The president added, “it would be better served if billions of dollars in free media came with serious accountability, especially when politicians issue unworkable plans or make promises they can’t keep.”

Obama is alluding to the massive amounts of earned media Trump’s campaign has earned compared to other candidates. According to The New York Times, Trump has received $2 billion worth of free media thru March 15. In the same time Hillary Clinton had $746 million worth of earned media.

During his speech the president worried that the chase for profits cheapens journalism. “Part of the independence of the Fourth Estate is that it is not government-controlled, and media companies thereby have an obligation to pursue profits on behalf of their shareholders, ” Obama said.

He then added the media, “also has an obligation to invest a good chunk of that profit back into news and back into public affairs.”

Obama in his speech said a job not well done by the press causes politician’s promises to go undone. “Without a press that asks tough questions, voters take them at their word.  When people put their faith in someone who can’t possibly deliver on his or her promises, that only breeds more cynicism, ” the president said in his remarks. (RELATED: President Obama DELETED His Website Telling American People They Could Keep Their Plans)
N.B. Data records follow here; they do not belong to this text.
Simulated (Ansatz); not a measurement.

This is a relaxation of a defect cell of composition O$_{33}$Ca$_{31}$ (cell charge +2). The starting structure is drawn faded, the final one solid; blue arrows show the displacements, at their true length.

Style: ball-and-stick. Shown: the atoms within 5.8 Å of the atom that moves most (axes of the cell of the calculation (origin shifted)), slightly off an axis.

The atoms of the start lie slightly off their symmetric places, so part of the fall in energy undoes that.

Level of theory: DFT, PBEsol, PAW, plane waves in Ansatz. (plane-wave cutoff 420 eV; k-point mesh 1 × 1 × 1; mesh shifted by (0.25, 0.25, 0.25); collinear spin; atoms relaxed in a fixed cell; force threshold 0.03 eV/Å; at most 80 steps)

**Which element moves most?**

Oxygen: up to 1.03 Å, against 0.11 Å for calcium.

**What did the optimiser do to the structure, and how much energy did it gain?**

President Obama spoke in the speech about how politics has always been “tough” in the U.S. The president, though, went on to say that the current political climate, “does corrode our democracy and our society.”

“So it’s worth asking ourselves what each of us — as politicians or journalists, but most of all, as citizens — may have done to contribute to this atmosphere in our politics,” Obama said.

Two weeks ago, the president said he “certainly [has] not contributed” to the tone of politics.